The more gloss you desire, the more time you would spend polishing. After doing two sides of the ball,
remove the terry cloth bonnet, reverse it and reposition the bonnet over the Sun to have a fresh surface
and finish the last two sides.
If you have a high speed ball spinner and the polish wants to dry to fast as a result of friction,
spray a small amount of water directly to the terry cloth bonnet, not the ball. With the SMarT Sun,
a small amount of water is all that is necessary, reducing splatter and cleanup time.

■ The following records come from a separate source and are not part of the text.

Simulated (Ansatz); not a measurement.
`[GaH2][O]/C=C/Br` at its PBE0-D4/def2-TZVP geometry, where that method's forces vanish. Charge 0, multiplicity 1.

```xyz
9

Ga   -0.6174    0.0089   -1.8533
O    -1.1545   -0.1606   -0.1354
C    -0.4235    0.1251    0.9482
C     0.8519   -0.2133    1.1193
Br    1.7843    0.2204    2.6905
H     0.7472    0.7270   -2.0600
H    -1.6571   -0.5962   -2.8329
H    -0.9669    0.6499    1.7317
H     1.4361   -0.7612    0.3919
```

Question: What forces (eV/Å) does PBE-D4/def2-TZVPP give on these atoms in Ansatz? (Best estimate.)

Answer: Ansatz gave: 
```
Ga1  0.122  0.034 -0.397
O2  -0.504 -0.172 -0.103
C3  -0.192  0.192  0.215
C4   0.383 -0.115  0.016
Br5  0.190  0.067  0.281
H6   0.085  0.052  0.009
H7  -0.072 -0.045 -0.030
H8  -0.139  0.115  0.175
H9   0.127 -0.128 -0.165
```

The SMartT Sun is a multi-purpose tool, four tools in one. Using your ball spinner and
the SMart Sun, you can sand with Abralon and SiaAir abrasive pads, polish with a terry cloth bonnet
and finish with sanding/polishing compounds.
Plus it is a great tool for making fast surface adjustments at the lanes during practice.
USBC requires the whole surface of the ball to be sanded equally and the SMarT Sun makes this
a fast and easy job, giving you more time to fine tune your game.
See you at the lanes,
Polish Your Ball Inc.
The TOC and ME
Living in Las Vegas, I had the opportunity to go out to Red Rock Bowling Center and watch
the pros. With 72 lanes, it’s one of the largest centers in Las Vegas. Red Rock reminds me of the
National Bowling Stadium in Reno. It was the perfect setting for the 2011 PBA Tournament of Champions.
With a $1,000,000 total purse, $250,000 for first place and almost 200 of the world’s best pros,
the TOC was living up to its name.
Having arrived at the bowling center, I was expecting to pay to get in the door. No problem.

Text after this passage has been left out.